Tag Archives: Wade Heintzelman

What Is Your Opinion About Indoor Golf Facilities?

I was at the driving range a few weeks ago during Taylor Made demo day trying to work the kinks out of my golf swing and the local pro sauntered up and asked me if I’d like to try the new SLDR ($399) and JetSpeed ($299) drivers.  I politely declined, as I was working on my swing, but he had set up shop in the stall next to mine and after about 20 minutes interrupted again to tell me how I could get 20-25 more yards of distance with the latest instruments.  Not wanting to be rude, I hit a half dozen with each new offering and then returned to my Big Bertha FT3, for comparison sake, and promptly cranked it past the newer models, somewhat humbling my demo pro.

With the advent of more indoor facilities and fancy launch monitor technology,  would you buy a new $400 driver without seeing actual ball flight?

I’ve never been drawn to indoor facilities, at least since I bought a Taylor Made R7 driver several years ago, after hitting it on a launch monitor at the local Golf Galaxy, and then finding out I was totally dissatisfied once I got to the range and observed real ball flight.  As a traditionalist, and previous club builder, I’m in the camp that golf needs to be played outdoors, on real grass (or at least on driving range mats), and that there’s no substitute for seeing the ball fly.

Admittedly, back in November of 2012, I saw master club builder Wade Heintzelman at the Golf Care Center in Bethesda, MD, and he fit me for my new Mizuno JPX irons and did it exclusively with indoor technology.  Now Wade has worked with PGA Tour professionals and is not some assistant pro du jour that was pulling sticks from a rack of R7 drivers in a retail store.  I rightly put my complete faith in his abilities and am a very satisfied customer, despite not seeing any actual ball flight during my two-hour fitting.  My only twinge of concern was when he said I had hit a 3-iron H4 217 yards on the monitor and I know I can’t hit a 3-iron that far, but chalked it up to the field goal kicker in a dome syndrome.

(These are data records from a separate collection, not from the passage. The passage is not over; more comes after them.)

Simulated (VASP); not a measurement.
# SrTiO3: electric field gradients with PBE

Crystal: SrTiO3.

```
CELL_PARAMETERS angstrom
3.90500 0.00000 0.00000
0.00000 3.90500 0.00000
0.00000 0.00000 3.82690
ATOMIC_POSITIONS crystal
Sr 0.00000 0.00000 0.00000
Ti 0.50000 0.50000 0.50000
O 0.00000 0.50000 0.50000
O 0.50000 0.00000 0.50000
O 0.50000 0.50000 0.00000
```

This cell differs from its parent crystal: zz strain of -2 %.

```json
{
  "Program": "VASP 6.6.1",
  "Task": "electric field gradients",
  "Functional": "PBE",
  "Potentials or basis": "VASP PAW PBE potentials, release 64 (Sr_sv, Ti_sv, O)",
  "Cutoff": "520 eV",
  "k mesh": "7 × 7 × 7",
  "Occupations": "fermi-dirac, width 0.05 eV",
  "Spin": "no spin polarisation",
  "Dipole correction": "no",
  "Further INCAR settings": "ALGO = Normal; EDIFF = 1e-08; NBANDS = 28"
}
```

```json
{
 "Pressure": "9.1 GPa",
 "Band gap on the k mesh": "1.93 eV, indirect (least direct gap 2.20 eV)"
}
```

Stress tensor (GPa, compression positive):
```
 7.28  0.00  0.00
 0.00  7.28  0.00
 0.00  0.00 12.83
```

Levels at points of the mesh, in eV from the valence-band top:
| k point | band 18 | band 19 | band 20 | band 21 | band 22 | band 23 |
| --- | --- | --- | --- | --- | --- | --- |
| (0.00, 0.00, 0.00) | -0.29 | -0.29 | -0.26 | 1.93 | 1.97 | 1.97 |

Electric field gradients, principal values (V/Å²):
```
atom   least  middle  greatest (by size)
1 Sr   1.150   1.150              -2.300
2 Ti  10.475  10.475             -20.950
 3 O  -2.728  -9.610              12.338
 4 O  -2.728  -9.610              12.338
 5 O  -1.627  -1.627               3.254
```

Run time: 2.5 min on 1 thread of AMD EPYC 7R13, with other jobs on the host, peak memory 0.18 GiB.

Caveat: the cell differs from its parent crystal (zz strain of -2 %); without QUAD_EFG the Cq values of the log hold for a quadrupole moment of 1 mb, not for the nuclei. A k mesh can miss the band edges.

So my view on indoor facilities is mixed.  I understand that folks in colder climates, or in areas where it’s just too expensive to enjoy golf on a course (Japan comes to mind) might be more suitable for indoor facilities.  But to answer the question, no I would not buy a $400 driver without seeing actual ball flight, unless someone of Wade Heintzelman’s reputation were doing the fitting.

What is your opinion about indoor golf facilities?

Game improvement. Next step: Big Step.

Earlier this week I finally addressed an issue that has been bothering me for quite some time; my equipment.  Since moving to Titleist DCI 822 OS irons around 10 years ago, my ball striking and GIR stats have been a continual source of frustration.  Everyone has bad ball striking days, but experienced players can feel a good swing born of balance, power, speed, and agility, and on too many occasions, I’ve felt the good swing and dealt with a substandard result.

On Tuesday, I laid down on the proverbial swing couch of master club builder Wade Heintzelman, of the Golf Care Center, and presented all my issues.  Wade has been building clubs for 28 years and has many excellent players as customers including several from the PGA Tour.  I figured I’d go to the best to finally get my issues addressed.  Over the course of my nearly two hour fitting, I learned that the 822s are designed for a lower caliber player that has an outside to in swing.  The clubs were one inch too long, had shafts that were too light, and the heads had too much offset and bounce.  Wade informed that often players adapt their swings to their equipment, and after receiving this information the pieces of my swing puzzle fell into place.  I had been coming up and out of my spine angle to account for the misfitted length, and the poor swings coupled with the added bounce on the iron heads were causing all the thin pushes that have plagued me inside 130 yards, as well as the thinned chips around the green.

During the fitting, Wade identified my proper loft, lie, length, total weight, shaft flexibility, grip size, and swing weight.  We discussed my set make up, what ball I played, and how I liked to approach the game and what shots I relied upon under pressure.  Then we discussed my wedge game and developed a plan to cover the yardage umbrella between 80 and 100 that I was previously covering with swing modifications.  I did not have any preconceived notions about manufactures or options and told Wade to make a recommendation solely based on his experience and what would be best for me.

I left the shop feeling very positive and taken care of and I realize I’m going to need to hit the delete button on all the frustrations of playing with misfit equipment over the last 10 years.  You’re probably thinking, “the carpenter is blaming his hammer for the bad house he just constructed,” and you may be right because I’m a big advocate of spending scarce resources on swing instruction over equipment changes, but this one feels like the right thing to do.

My new set should arrive within a week and I’m eager to game test it.  After making such a significant change, I’ll need to adjust to the new feel, change in distances, and hopefully regain some confidence in my natural ability.  I think a good read will require about 10 rounds, and I plan to have these played, as well as plenty of range sessions logged, before the 2013 trip to Myrtle Beach in May.  What do you think of this approach?

The old vs. new set makeup and specs:


  • Irons: 3 – PW, Titleist DCI 822 OS, Titleist NS Pro 650 (stiff)
  • Gap Wedge: Cleveland Tour Action 533, 49 degrees, Dynamic Gold S-300
  • Sand Wedge: Cleveland Tour Action 533, 56 degrees, Dynamic Gold S-300
  • Lob Wedge:  Taylormade Rac Tumble, 60 degrees, Uniflex shaft


  • Hybrid Irons: 3, 4.  Mizuno H4, Dynamic Gold S-300 shafts, Tourwrap 580 grips, swing weight D2
  • Irons: 5 – PW, Mizuno JPX 825 Pro, Dynamic Gold S-300 shafts, Tourwrap 580, swing weight D2.
  • Wedges:  Cleveland CG 16, lofts 50, 54, 58 with specs commensurate to the irons.